Composing, like most art-making, is a messy business, It is rarely radio in the head. You don’t turn it on and there it is. A composer goes searching for music. It’s out there somewhere, but it has to be detected, discovered, and then deciphered into music’s own language. To do this requires experiment and imagination.
In the 1980s MIDI provided a contemporary language for musical events that let us use computers for recording and editing already conceived ideas. But MIDI is not a natural language, and programming with it is a highly specialist task. Composers want and need a straightforward contemporary language for music that whilst relating to traditional staff notation, and MIDI too, enables the origination of novel ideas and new forms of making. Such a language is parametric: found in and used by Opusmodus.
Musical events belong in a network of parameters: pitch, note duration and rhythm, dynamics, articulation, and at a higher-level tonality, harmony and musical structure itself. They are all connected. In Opusmodus, we are ‘Parametrical’.
Increasingly composers create novel musical events by interacting with musical parameters written or ‘found’ through separating them out, processing them, and then putting them back together again. Rhythms are constructed through additive and subtractive processes, pitch aggregates are formulated with magic squares and statistical algorithms, integers, intervals and random numbers are often starting points, ways to ‘make a mark’, to fill the blank page (or screen).

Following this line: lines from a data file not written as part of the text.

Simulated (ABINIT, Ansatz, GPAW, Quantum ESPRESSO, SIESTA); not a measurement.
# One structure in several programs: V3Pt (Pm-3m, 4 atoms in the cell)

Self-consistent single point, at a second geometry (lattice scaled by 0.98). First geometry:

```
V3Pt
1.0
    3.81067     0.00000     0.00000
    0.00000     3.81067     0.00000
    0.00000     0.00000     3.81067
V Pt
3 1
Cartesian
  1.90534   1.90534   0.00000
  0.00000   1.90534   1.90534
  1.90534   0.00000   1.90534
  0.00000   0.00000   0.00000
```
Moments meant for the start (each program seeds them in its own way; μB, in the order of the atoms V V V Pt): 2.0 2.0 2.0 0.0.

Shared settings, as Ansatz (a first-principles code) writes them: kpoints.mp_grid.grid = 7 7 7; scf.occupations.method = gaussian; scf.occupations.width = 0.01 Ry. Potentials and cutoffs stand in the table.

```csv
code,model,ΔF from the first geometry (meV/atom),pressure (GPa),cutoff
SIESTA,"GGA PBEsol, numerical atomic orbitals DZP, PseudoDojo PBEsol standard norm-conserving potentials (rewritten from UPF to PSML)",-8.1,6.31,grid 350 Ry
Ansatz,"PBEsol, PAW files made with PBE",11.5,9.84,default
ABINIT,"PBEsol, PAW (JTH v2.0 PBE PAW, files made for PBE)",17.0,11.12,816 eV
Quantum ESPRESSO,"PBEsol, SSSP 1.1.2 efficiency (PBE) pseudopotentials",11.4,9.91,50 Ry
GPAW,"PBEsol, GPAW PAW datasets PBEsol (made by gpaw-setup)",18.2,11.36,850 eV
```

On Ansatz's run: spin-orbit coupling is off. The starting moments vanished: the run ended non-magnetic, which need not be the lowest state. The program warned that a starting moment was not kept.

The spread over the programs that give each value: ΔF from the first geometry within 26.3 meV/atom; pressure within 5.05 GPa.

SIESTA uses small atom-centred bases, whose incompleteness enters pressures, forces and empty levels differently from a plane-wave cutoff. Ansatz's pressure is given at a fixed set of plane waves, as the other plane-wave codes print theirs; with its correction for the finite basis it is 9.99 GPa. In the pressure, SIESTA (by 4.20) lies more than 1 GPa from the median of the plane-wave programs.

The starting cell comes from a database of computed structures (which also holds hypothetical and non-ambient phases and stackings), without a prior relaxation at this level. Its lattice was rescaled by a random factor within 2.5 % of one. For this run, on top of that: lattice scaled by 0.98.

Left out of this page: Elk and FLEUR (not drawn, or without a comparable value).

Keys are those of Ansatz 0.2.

Many starting points in music composition are not based on sound at all, but on geometric structure, proportion, chaotic incidence, visual relationships, movement, poetry and prose. Whatever these may be they will need to be pulled somehow onto the musical stave. This remains the format our culture continues to invest in as a notation-led end result, the common currency of most music education, professional performers, ensembles and orchestras. Much new art and media music continues to reach us through such notated scores composed by bringing together those commonplace parametric elements.
With a Parametric Instrument for Composing Music it becomes possible to network musical parameters into inherently variable, adaptive forms that combine into unique and often surprising continuously differentiated fields or systems. This is what Opusmodus does.
Musical practice in composition is no longer style-oriented or system-based. It can be everything and anything. Composers can be insatiably curious about the possibilities of phenomena that lie outside music, because so much around us is now understood and able to be captured as data. And so composers need the wherewithal to make conversions of such data to live in the parametric world of music. Opusmodus has the parametric tools to make this happen.
Don’t necessarily expect a previous experience with technology to open the door straightaway to what Opusmodus has to offer. This is not about point and click, play and record, copy and paste. It is about thinking and scripting; it is about building expressions made of functions that are able to process or generate one or many musical parameters and provide an output that can be seen and heard, instantly. Opusmodus provides a fast and robust feedback loop for musical ideas.
If you’ve learnt a language there’s a similarity. You might go to a class or know a native speaker, then you can listen, copy and eventually talk. Otherwise you’ll use a CD and a book, or interact with a web-based tutor. At some point you’ll have to work on vocabulary, and maybe learn to write. The language of Opusmodus requires something similar.
• Take a look and listen to the example scores.
• Read the Preliminaries.
• Take a Tutorial.
• Browse the Documentation, the vocabulary of Opusmodus.
• Study the score-scripts.
• Modify these scores and start to write your own.
The tutorial resources can be accessed from within Opusmodus itself. You’ll find Quick Start, a guide providing the necessary basics. Then there are Lessons: a 30-part collection of score-scripts and text commentaries designed to be opened simultaneously.
Be sure, you’ll find in all these learning resources something to fire up the imagination. Browse as much as you can, and begin to ask yourself what is it that makes up my musical language? What are the elements and common processes I already use when making a piece of music?
Do I know how a piece of my own music is composed? Is it really trial and error, continuous experimentation until it ‘sounds right’ or are there methods, techniques, pathways you’ve already established or invented? Such questioning is a highly recommended exercise. And if you don’t have the answers, learning Opusmodus will prove a unique way into musical literacy!
Whatever the answers to these questions, bite the bullet with one of the early tutorial guides. Approach these little score-scripts in a spirit of play. The more time you can devote to playful experimentation before starting on that next commission or project the better. Again, think of learning a foreign language. You may learn enough Italian in a Day with a CD to ‘get by’ but to understand and use the language you have to go further. It’s the same with Opusmodus. Learning takes time, but it will prove such an enriching process, and one that brings together understanding with knowledge: about the music you compose and how you compose it. If you are new to scripting, don’t shy away from the basics. Once you have them you won’t look back and all kinds of possibilities will open up.